Landmark 401(k) case reaches settlement
Landmark 401(k) case reaches settlement
After more than 12 years of litigation, a trial marked by tragedy, a sizeable bench judgment and two trips to the federal appeals court, a $55 million settlement is bringing an end to a path-breaking class-action lawsuit involving a St. Louis company’s 401(k) plan.
The law firm of Schlichter Bogard & Denton announced the agreement March 28 against ABB Inc., a subsidiary of The ABB Group in Zurich, Switzerland. The agreement still requires preliminary approval, notice to the class and a final sign-off from a federal judge. Attorney Jerry Schlichter said he expects the case to be finalized this year.
“It’s been quite a journey,” Schlichter said in an interview.
Jeffrey Russell of Bryan Cave Leighton Paisner in St. Louis, a lead attorney for ABB, didn’t return a call seeking comment.
In the agreement, ABB did not admit to any wrongdoing. The agreement, filed with the U.S. District Court for the Western District of Missouri, says the parties desired “to avoid the expense and uncertainty of litigation.”
The lawsuit, originally filed in late 2006, alleged ABB had breached its fiduciary duty to participants of its retirement plans by allowing excessive recordkeeping fees to be charged and including costly and poorly performing investment options in the plan. The claims were made under provisions of the Employee Retirement Income Security Act that were little-used at the time.
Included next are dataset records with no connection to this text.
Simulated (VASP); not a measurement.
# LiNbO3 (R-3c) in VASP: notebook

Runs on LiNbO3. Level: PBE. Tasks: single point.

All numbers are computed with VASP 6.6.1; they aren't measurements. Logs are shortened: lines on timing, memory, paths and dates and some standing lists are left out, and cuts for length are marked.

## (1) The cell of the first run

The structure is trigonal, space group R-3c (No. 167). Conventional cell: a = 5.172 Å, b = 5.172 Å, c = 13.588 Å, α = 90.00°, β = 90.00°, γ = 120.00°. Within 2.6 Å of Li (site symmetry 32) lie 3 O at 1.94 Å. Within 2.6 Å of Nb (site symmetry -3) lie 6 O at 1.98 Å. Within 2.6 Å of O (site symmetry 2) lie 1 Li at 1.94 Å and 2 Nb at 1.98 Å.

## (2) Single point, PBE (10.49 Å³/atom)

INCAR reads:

“The law requiring that fees be reasonable under ERISA had not been enforced, either by litigation or by enforcement actions by the Department of Labor,” Schlichter said. “The path of this case parallels the path of this area of litigation that began with this case through the present.”
The case went before U.S. District Judge Nanette K. Laughrey in January 2010, the first such case to go to a full trial. Despite its historic nature, the case drew headlines for a different reason when, on the third day of trial, a man fatally shot three people and himself at ABB’s transformer-manufacturing facility in St. Louis. The shooter, Timothy G. Hendron, was a named plaintiff in the class-action lawsuit.
Schlichter said the tragic episode was “a unique event in the middle of trial, in my experience.” It prompted Laughrey to put additional security measures in place until it was confirmed that Hendron had killed himself during the shooting, Schlichter said.
More than two years after trial, Laughrey issued a judgment against ABB and co-defendant Fidelity for $36.9 million. It was the fifth-largest plaintiffs’ win of 2012, as tracked by Missouri Lawyers Media.
On appeal, however, the 8th U.S. Circuit Court of Appeals threw out the $1.7 million award against Fidelity and ordered the damages against ABB to be recalculated. Part of the plaintiffs’ argument involved a claim that ABB had dropped a particular fund and replaced it with another one that was allegedly less beneficial to plan participants. The damages were calculated by comparing the performance of the original fund to the one that replaced it by default.
In 2014, the 8th Circuit found that calculation to be “speculative” and sent the case back with a suggestion that damages might be better calculated by looking at the returns of the worst-performing fund that ABB could have chosen and still fulfilled its fiduciary duties. On remand, Laughrey took that suggestion as mandatory and found that the plaintiffs had suffered no damages.
After a second round of appeals, the 8th Circuit said in 2017 that Laughrey had given the suggestion “too much weight” and sent the case back for yet another damage calculation. The settlement occurred while that calculation was pending.
Schlichter noted that the settlement is for substantially more than the original judgment. The agreement allows the plaintiffs to recover up to $18.3 million in attorneys’ fees and $2.5 million in costs from the settlement. The suit’s three class representatives would be paid $25,000 each. Schlichter said the class includes an estimated 12,000 to 15,000 participants whose claims precede December 2000.
Laughrey’s original judgment had ordered ABB to undertake several reforms of its 401(k) plan to make sure it was run for participants’ benefit. Other plans around the country have benefitted as well. In an oft-cited notation in a 2013 ruling in Nolte v. Cigna Corp., an Illinois federal judge estimated that “fee reductions attributed to Schlichter, Bogard & Denton’s fee litigation and the Department of Labor’s disclosure regulations approach $2.8 billion in annual savings for American workers and retirees” nationwide.
“It’s gratifying to see that fees have come down in the 401(k) industry,” Schlichter said. “That’s a good thing for American workers and retirees.”
The case is Tussey et al. v. ABB Inc., 2:06-cv-4305.